The market lost over 2% in the first hour, bounced, and then fell about 4% by midday. (During the selloff I covered my AAPL short and sold my puts, as I flattened out my small-ish short exposure.) From there, the indices staged a huge rally that eliminated the losses and produced the small gains that you see in the box scores. How far the market might be able to bounce will likely depend on how well Jay Powell can try to have it both ways on Wednesday: tight enough to fight inflation, but easy enough to prop up stocks.

Away from stocks, green paper was stronger, as was fixed income initially, but it gave up its gains after stocks recovered. The metals were mixed, with silver falling over 1.5% compared to a $5 gain for gold. The miners were quite weak through mid-day, despite the fact that gold itself hung in there quite well, but they trimmed their losses late in the day.

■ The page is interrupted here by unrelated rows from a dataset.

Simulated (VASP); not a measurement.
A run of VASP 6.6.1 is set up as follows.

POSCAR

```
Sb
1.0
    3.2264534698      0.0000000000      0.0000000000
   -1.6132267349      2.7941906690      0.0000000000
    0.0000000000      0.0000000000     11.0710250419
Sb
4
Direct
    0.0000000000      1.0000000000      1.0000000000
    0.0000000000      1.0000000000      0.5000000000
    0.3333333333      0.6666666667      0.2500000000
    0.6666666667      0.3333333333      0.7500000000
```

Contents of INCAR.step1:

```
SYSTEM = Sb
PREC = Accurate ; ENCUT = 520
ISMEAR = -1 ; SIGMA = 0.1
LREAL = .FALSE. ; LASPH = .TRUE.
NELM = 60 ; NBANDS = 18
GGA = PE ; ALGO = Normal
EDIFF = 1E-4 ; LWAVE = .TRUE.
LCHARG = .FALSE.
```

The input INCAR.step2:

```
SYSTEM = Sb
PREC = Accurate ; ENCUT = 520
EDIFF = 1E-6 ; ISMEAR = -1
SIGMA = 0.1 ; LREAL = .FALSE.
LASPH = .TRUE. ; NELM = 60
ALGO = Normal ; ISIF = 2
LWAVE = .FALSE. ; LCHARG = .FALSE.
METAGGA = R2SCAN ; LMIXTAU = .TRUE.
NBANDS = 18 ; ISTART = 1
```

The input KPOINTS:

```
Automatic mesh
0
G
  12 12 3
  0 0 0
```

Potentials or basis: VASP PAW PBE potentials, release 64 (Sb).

Kind of a Big Deal On the topic of gold, Friday saw one of the roughly 10 biggest inflows into the ETF ever and, according to Bloomberg, based on dollars as opposed to tonnes, it was the largest inflow ever. I would label that as encouraging, because one thing that gold hasn't had is any real buying in the Western World, even as the rest of the planet has been accumulating. Obviously, that didn't matter to the miners today, but at some point, if gold continues to behave well, the miners will begin to do much better.

On the subject of the current stock market rout, obviously this has been one of the worst starts to a January ever, and while it's not infallible, there is something to the old saying that if January's weak, the whole year's liable to be bad. Even though there's been quite a bit of damage done in the short run, there are still vast pockets of wild overvaluation.

Top Signs You're In a Codependent Relationship For the moment, the Fed would have you believe it doesn't care about the stock market, which means that a lot of stocks are free to keep falling until the Fed changes its tune. It's pretty clear that despite the fact that QE is still underway, the collective weight of stocks, crypto, NFTs, real estate, etc., resulted in exhaustion, even without the Fed actually tightening. That said, guessing about exhaustion is harder than it's ever been because we don't really have any datapoints of how markets behave during QE, although we do know that the last time the Fed tried to switch from QE to QT, it was unable to. This time it hasn't even been able to exorcise QE without causing quite a bit of damage.

The fact that the Fed is trapped, talking about wanting to fight inflation, while the stock market gets hammered, should be clear to everyone and it should cause them to lose a tremendous amount of credibility. Thus far that hasn't been the case, but opinions and perceptions can change rather quickly.